His interest in Asian History led him to enroll in the Summer Study in China program this year.

“Learning about history from a textbook is interesting, but to be able to go and experience firsthand all of the sites you’re learning about, that just puts you onto a whole different playing field,” says Cucksee, who expects to graduate in May with Associate of Arts degrees in both History and Economics.

“Actually being there gives you a much different perspective than you had before.”

An example of that change in perspective for him, he says, when he became aware of the human rights activists who were protesting the Olympics because of concerns over what they considered to be unfair labor issues.

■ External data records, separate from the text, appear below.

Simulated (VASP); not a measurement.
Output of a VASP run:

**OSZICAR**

“China is so overpopulated, and there are so many people who need jobs. Some of the people sweeping the streets were using archaic tools, like big tree limbs with leaves on them used to sweep the roads. The government could buy extra equipment to sweep the streets more efficiently. But the fact that they’re paying those people to do those jobs is actually keeping them fed. It’s the only way some of them provide food on the table each day.”

Providing food for one’s family, discovered Cucksee, is not nearly as easy a task as it is in the United States. “With such a large population, food was always scarce, so the Chinese peasantry wasn’t picky about what they ate. They would look everywhere for things that were edible. Anything from cooked roots and leaves to congealed pig’s blood pudding were placed upon our tables on many separate occasions.”

One of his biggest insights on the trip was that “we, as Americans, don’t really need all the luxuries we think we have to have to be happy.”

Field trips to sites he’d long dreamed of seeing, such as the Museum of Qin Terra Cotta Warriors and Horses, Tiananmen Square, and the Great Wall of China, were memorable, he says. But a trip to the Yuntai Mountains, with its crystal blue water, mountain ranges, and huge rock formations, was his favorite “sight,” and “puts the Grand Canyon to shame, really.”

But the trip was not all fun and games. For the two classes in Chinese History that Cucksee took, two papers per day, averaging five pages apiece, were required during the Zhengzhou portion of the trip, where the academic courses were offered.

“It was a lot of work, but it was definitely worth it.”

When Cucksee earns his two associate degrees, he plans to finish his bachelor’s in history, and then pursue a master’s and a Ph.D. in that field.

“I’d love to come back to Dalton State and teach history one day.”